Re: [PATCH v2 0/5] KVM: x86: hyper-v: Conditionally allow SynIC with APICv/AVIC
From: Maxim Levitsky
Date: Wed May 26 2021 - 05:54:28 EST
On Tue, 2021-05-18 at 16:43 +0200, Vitaly Kuznetsov wrote:
> Changes since v1 (Sean):
> - Use common 'enable_apicv' variable for both APICv and AVIC instead of
> adding a new hook to 'struct kvm_x86_ops'.

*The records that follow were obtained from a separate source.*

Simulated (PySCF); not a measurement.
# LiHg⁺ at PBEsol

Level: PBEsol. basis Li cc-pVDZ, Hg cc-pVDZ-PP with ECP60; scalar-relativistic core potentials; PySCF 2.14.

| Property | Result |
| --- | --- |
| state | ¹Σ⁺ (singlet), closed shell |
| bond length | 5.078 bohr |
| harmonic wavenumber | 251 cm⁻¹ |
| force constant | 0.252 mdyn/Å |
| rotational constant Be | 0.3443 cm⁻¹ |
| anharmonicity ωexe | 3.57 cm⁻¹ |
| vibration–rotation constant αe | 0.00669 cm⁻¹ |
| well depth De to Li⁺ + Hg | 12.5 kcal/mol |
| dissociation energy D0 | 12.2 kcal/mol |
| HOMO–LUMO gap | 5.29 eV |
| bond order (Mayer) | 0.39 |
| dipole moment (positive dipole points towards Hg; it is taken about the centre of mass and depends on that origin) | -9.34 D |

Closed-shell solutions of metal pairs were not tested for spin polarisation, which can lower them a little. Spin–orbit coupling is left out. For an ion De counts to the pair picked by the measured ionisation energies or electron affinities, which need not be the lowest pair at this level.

> - Drop unneded CONFIG_X86_LOCAL_APIC checks from VMX/SVM code along the
> way.
>
> Original description:
>
> APICV_INHIBIT_REASON_HYPERV is currently unconditionally forced upon
> SynIC activation as SynIC's AutoEOI is incompatible with APICv/AVIC. It is,
> however, possible to track whether the feature was actually used by the
> guest and only inhibit APICv/AVIC when needed.
>
> The feature can be tested with QEMU's 'hv-passthrough' debug mode.
>
> Note, 'avic' kvm-amd module parameter is '0' by default and thus needs to
> be explicitly enabled.
>
> Vitaly Kuznetsov (5):
> KVM: SVM: Drop unneeded CONFIG_X86_LOCAL_APIC check for AVIC
> KVM: VMX: Drop unneeded CONFIG_X86_LOCAL_APIC check from
> cpu_has_vmx_posted_intr()
> KVM: x86: Use common 'enable_apicv' variable for both APICv and AVIC
> KVM: x86: Invert APICv/AVIC enablement check
> KVM: x86: hyper-v: Deactivate APICv only when AutoEOI feature is in
> use
>
> arch/x86/include/asm/kvm_host.h | 5 ++++-
> arch/x86/kvm/hyperv.c | 27 +++++++++++++++++++++------
> arch/x86/kvm/svm/avic.c | 16 +++++-----------
> arch/x86/kvm/svm/svm.c | 24 +++++++++++++-----------
> arch/x86/kvm/svm/svm.h | 2 --
> arch/x86/kvm/vmx/capabilities.h | 4 +---
> arch/x86/kvm/vmx/vmx.c | 2 --
> arch/x86/kvm/x86.c | 9 ++++++---
> 8 files changed, 50 insertions(+), 39 deletions(-)
>
I tested this patch set and this is what I found.
For reference,
First of all, indeed to make AVIC work I need to:
1. Disable SVM - I wonder if I can make this on demand
too when the guest actually uses a nested guest or at least
enables nesting in IA32_FEATURE_CONTROL.
I naturally run most of my VMs with nesting enabled,
thus I tend to not have avic enabled due to this.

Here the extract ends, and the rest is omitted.